2. "We have absolutely no plans to raise VAT"

In an interview with Jeremy Paxman on 23 April 2010, Cameron said: "We have absolutely no plans to raise VAT. Our first Budget is all about recognising we need to get spending under control rather than putting up tax."

VAT was subsequently raised from 17.5 per cent to a record high of 20 per cent in George Osborne's emergency Budget.

3. Cameron on child benefit: "I wouldn't means-test it"

At a pre-election Cameron Direct event, the Tory leader issued this "read my lips" pledge: "I'm not going to flannel you, I'm going to give it to you straight. I like the child benefit, I wouldn't change child benefit, I wouldn't means-test it, I don't think that is a good idea." The coalition went on to abolish the benefit for higher earners in the Spending Review and froze it for three years. 

4. NHS: "no more top-down reorganisations"

Perhaps most infamously, the Conservatives repeatedly promised before the general election that there would be no more "top-down reorganisations" of the NHS (Andrew Lansley, Conservative Party press release, 11 July 2007). In a speech at the Royal College of Pathologists on 2 November 2009, Cameron said: "With the Conservatives there will be no more of the tiresome, meddlesome, top-down re-structures that have dominated the last decade of the NHS." 

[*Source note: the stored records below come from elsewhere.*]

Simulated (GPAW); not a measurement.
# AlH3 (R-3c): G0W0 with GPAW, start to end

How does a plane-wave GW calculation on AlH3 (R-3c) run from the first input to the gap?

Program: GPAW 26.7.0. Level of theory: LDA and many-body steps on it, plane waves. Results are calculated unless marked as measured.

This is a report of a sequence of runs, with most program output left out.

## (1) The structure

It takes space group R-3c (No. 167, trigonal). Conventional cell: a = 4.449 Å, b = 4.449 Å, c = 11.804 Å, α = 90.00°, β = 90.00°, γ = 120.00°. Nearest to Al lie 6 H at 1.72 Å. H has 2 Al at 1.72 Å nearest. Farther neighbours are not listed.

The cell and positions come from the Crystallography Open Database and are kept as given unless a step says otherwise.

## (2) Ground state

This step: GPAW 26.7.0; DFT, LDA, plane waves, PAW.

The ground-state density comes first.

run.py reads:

In his 2006 Conservative conference speech, he said: "So I make this commitment to the NHS and all who work in it. No more pointless reorganisations."

The coalition went on to launch the biggest top-down reorganisation of the service in its history.

5. On Education Maintenance Allowances: "we don't have any plans to get rid of them"

At a Cameron Direct event in January 2010, Cameron said: "We've looked at educational maintenance allowances and we haven't announced any plan to get rid of them." Challenged to firm up his pledge, he added: "I said we don't have any plans to get rid of them . . . it's one of those things the Labour Party keep putting out that we are but we're not."

Nine months later, the coalition announced the abolition of EMA, which paid up to £30 a week to 16-to-18-years-olds living in households whose income is less than £30,800 a year, in the Spending Review. 

6. Cameron on Sure Start: "Yes, we back Sure Start. It's a disgrace that Gordon Brown has been trying to frighten people about this."

The day before the general election, Cameron pledged to protect Sure Start, the network of children's centres founded by the last Labour government.

Asked for a guarantee that the centres would continue to receive funding, he replied: "Yes, we back Sure Start. It's a disgrace that Gordon Brown has been trying to frighten people about this. He's the prime minister of this country but he's been scaring people about something that really matters."

In his 2009 Conservative conference speech, he said: "It’s also about emotional support, particularly in those fraught early years before children go to school. Labour understood this and we should acknowledge that. That’s why Sure Start will stay, and we’ll improve it."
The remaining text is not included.